One of the things I tend to like about Superman is that he can be a character with limits and no limits. His being limited allows for stories where beings are more powerful and Superman can show his boundless fortitude. Having no limits allows for some pretty badass escapist fiction (though I admit, this version worked better in the Silver Age when storylines didn't carry over for more than two issues at a time).

Ultimately, what I love about the character (besides that he's a journalist) is the moral code of the character. Superman could overthrow the planet easily if he had wanted to, other heroes not being taken into account.

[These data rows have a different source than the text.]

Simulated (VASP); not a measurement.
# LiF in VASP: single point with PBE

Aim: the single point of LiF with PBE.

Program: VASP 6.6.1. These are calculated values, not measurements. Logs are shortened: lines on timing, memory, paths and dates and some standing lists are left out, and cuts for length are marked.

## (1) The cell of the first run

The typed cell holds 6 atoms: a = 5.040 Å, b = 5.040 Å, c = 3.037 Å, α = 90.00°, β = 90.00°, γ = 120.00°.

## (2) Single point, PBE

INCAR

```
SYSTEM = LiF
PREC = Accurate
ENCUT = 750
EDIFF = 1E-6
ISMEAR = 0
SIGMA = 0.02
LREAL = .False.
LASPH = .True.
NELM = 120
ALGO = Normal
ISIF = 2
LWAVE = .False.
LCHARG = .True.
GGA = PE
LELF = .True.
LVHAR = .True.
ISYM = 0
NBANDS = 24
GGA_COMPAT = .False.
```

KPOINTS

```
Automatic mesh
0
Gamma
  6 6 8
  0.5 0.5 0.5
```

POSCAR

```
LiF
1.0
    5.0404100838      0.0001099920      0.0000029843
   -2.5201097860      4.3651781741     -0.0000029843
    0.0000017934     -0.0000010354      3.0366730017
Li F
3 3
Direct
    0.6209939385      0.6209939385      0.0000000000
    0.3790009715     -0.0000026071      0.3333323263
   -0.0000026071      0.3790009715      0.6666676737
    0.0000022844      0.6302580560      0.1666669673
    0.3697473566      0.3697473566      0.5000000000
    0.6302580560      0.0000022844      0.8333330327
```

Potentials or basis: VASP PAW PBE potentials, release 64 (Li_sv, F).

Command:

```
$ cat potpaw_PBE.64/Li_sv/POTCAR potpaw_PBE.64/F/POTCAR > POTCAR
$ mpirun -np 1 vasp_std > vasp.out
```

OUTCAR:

As such, it really speaks to who he is as a person. Clark Kent's family life and background is the basis for Superman's moral code more than his Kryptonian background, which is why Clark is usually played as the main character. The best Superman stories are about the man - how he responds to stressful situations, is tempted but ultimately comes out stronger.

One of the reasons SuperCena doesn't work in WWE is because he takes his adversity like a joke and puts down any threat as trivial. They miss the point. Superman isn't beloved because he destroys barriers like tissue paper. He's beloved because of the limits he imposes on himself and refuses to break no matter how difficult it makes his life.

The trailer for the new Man of Steel movie has a line from Jor-El saying that when the time is right, the human race will join him in the sky. I believe that is his appeal. Superman is what all humanity can strive to be: powerful but kind, and unwavering in the face of adversity.

And I would be doing a disservice to not mention Lois Lane. Lois has evolved through the years from the cut-and-dry damsel in distress to a true hero in her own right. She's the best journalist on the planet and will willingly throw herself in harm's way to get a story for the public.

She's never had powers (Grant Morrison and Silver Age insanity notwithstanding) and yet does everything she can with the tools she has. In that sense, she is the perfect match for Superman. Where he has no natural limits but imposes them on himself anyway, Lois is completely limited but then shatters those limitations constantly.

Superman keeps Lois from becoming too full of herself (her ego is seen in many stories), and Lois helps Superman push on with his mission even though he's made it so hard for himself. I don't mind Superman-Wonder Woman as a couple in the New 52, but I feel it has to be temporary, as the two simply don't match with each other the way Lois and Clark do.

I got into Superman through reruns of the old George Reeves series and got much enjoyment out of the first two Christopher Reeve films. I didn't mind Superman Returns, but it wasn't to the level of its spiritual predecessors. And although I haven't watched the full series, pretty much all TV adaptations of Superman besides the original have been pretty awkward to sit through.

Comic-wise, I'll count down the best Superman stories for you all some time. But for quick recommendations, Superman Birthright is the best Supes story ever in my view, Superman: Red Son is the best elseworlds story, All-Star Superman is a great combination of all that has made Superman great over the years, and What's So Funny about Truth, Justice and the American Way? (Action Comics #775) is the best individual Superman issue across its monthly titles' histories.

Happy Birthday to the original superhero couple. I look forward to the day that Clark escapes the friend zone and we can get back to the tension that made the early series so fun to begin with.